# Introduction

This notebook provides an example demonstrating how to work with Xilinx 100 GbE subsystem. The 100 GbE subsystem consists of a harded IP also known as the CMAC. This hardened IP is available in Xilinx UltraScale+ devices. See the [Xilinx documentation](https://www.xilinx.com/products/intellectual-property/cmac_usplus.html) for more details on the IP core. 

# Overlay Block Design

![alt text](images/intro_overlay.png "Aldec Daughter Card Plugged into ZCU111 FMC+ Connector")

# Hardware Setup

The ZCU111 comes with four, SFP28 ports in a horizontal cage. Each of these is connected to one GTY transceiver and is capable of 25GbE. The four together acheive 100GbE. This design also demonstrates how to instead route the CMAC out of the onboard FMC+ connector and through an adapter board to one of two QSFP connectors. The QSFP connector similarly accepts four GTY transceivers each running 25GbE; however, they are all connected in the same connector. QSFP provides 100GbE in a smaller form factor.

This design uses the [Aldec FMC to QSPF daughter card](https://www.aldec.com/en/products/emulation/daughter_cards/fmc_daughter/fmc_qsfp) plugged into the FMC+ connector on the [ZCU111](https://www.xilinx.com/products/boards-and-kits/zcu111.html).

![alt text](images/CMAC_Aldec_Setup_1.png "Aldec Daughter Card Plugged into ZCU111 FMC+ Connector")

The design also features 4 FS "generic" 25GbE SFP28 passive loopback modules (Product: 109377) and 2 Amphelol 100GbE QSFP passive loopback modules (Product: SF-100GLB0W00-0DB).

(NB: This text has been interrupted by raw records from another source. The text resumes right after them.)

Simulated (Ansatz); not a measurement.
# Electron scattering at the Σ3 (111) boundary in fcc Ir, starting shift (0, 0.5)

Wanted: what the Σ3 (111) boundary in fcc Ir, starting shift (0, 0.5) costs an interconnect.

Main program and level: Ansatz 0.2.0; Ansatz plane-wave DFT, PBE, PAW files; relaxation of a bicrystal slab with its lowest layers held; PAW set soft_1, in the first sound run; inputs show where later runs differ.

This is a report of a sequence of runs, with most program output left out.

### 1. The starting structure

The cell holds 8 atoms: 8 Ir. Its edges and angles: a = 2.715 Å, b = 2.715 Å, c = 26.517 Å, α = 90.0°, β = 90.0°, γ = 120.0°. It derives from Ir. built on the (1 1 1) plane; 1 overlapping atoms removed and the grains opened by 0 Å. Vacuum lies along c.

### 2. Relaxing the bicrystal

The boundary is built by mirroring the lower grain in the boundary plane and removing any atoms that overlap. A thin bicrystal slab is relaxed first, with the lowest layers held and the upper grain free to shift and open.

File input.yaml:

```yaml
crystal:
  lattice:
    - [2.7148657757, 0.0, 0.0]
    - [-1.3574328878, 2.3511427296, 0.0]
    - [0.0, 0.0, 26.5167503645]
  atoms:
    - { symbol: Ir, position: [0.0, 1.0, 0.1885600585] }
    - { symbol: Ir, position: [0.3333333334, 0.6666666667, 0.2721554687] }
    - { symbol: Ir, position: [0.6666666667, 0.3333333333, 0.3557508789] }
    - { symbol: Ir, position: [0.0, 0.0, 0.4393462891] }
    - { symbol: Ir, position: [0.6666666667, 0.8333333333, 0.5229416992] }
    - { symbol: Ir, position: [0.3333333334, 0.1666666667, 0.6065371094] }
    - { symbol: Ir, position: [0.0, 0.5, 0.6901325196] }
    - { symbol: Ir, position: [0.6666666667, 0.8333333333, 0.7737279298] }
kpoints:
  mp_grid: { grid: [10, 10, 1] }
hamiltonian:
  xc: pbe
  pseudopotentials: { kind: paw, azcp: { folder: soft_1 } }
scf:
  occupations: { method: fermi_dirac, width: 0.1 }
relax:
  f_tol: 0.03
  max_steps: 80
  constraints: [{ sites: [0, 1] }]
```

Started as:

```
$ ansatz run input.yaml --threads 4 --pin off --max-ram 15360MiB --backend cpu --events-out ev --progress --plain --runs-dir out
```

![alt text](images/CMAC_Aldec_Setup_2.png "Aldec Daughter Card Plugged into ZCU111 FMC+ Connector")

# Imports

In [1]:
import pynq
import numpy as np
from cmac import CMAC

# Download Overlay, Program FPGA, Initialize IP Cores

In [2]:
# Download Overlay
ol = pynq.Overlay('sfp28.bit')

In [3]:
# Bind Drivers
dma = ol.axi_dma_0
cmac = ol.cmac_usplus_0

If you don't have loopback modules, you can still experiment with the CMAC by enabling "Near-End PMA Loopback" in the cell below which routes the transmit path to the receive path internally as opposed to sending them off package via the transceivers.

In [4]:
# Put CMAC in internal Loopback Mode
cmac.internal_loopback = 0

In [5]:
# Bring up the CMAC Core
cmac.start()

# Test Functionality

In this overlay, we are using a DMA IP to transfer data to and from the processing system. The DMA is configured in packet mode so it supplies the necessary tlast signal for the CMAC core. The CMAC core supports packet sizes from 64 to 9,000 bytes. To illustrate data transfer, we will encode a random string as a list of bytes and store the result in a numpy array. We then allocate input and output dma buffers with size equal to the numpy array size (in this case 472 bytes).

In [6]:
# Random Data
raw_str = ' /$$$$$$$  /$$     /$$ /$$   /$$  /$$$$$$ \n| $$__  $$|  $$   /$$/| $$$ | $$ /$$__  $$\n| $$  \\ $$ \\  $$ /$$/ | $$$$| $$| $$  \\ $$\n| $$$$$$$/  \\  $$$$/  | $$ $$ $$| $$  | $$\n| $$____/    \\  $$/   | $$  $$$$| $$  | $$\n| $$          | $$    | $$\\  $$$| $$/$$ $$\n| $$          | $$    | $$ \\  $$|  $$$$$$/\n|__/          |__/    |__/  \\__/ \\____ $$$\n                                      \\__/\n\n                                          \n                                         '

In [7]:
# Encode string as array of 472 bytes using default UTF-8 encoding
packets_in = np.array(list(raw_str.encode()))

In [8]:
# Allocate input and output buffers for transfer
dma_buf_in = pynq.allocate(packets_in.shape[0])
dma_buf_out = pynq.allocate(packets_in.shape[0])

In [9]:
# Load data into input buffer
dma_buf_in[:]=packets_in

### DMA Transfer

In [10]:
dma.sendchannel.transfer(dma_buf_in)

In [11]:
dma.recvchannel.transfer(dma_buf_out)

In [12]:
dma.sendchannel.wait()

In [13]:
dma.recvchannel.wait()

### Verify

In [14]:
# Decode output data
packets_out = bytes(dma_buf_out)

In [15]:
print(packets_out.decode())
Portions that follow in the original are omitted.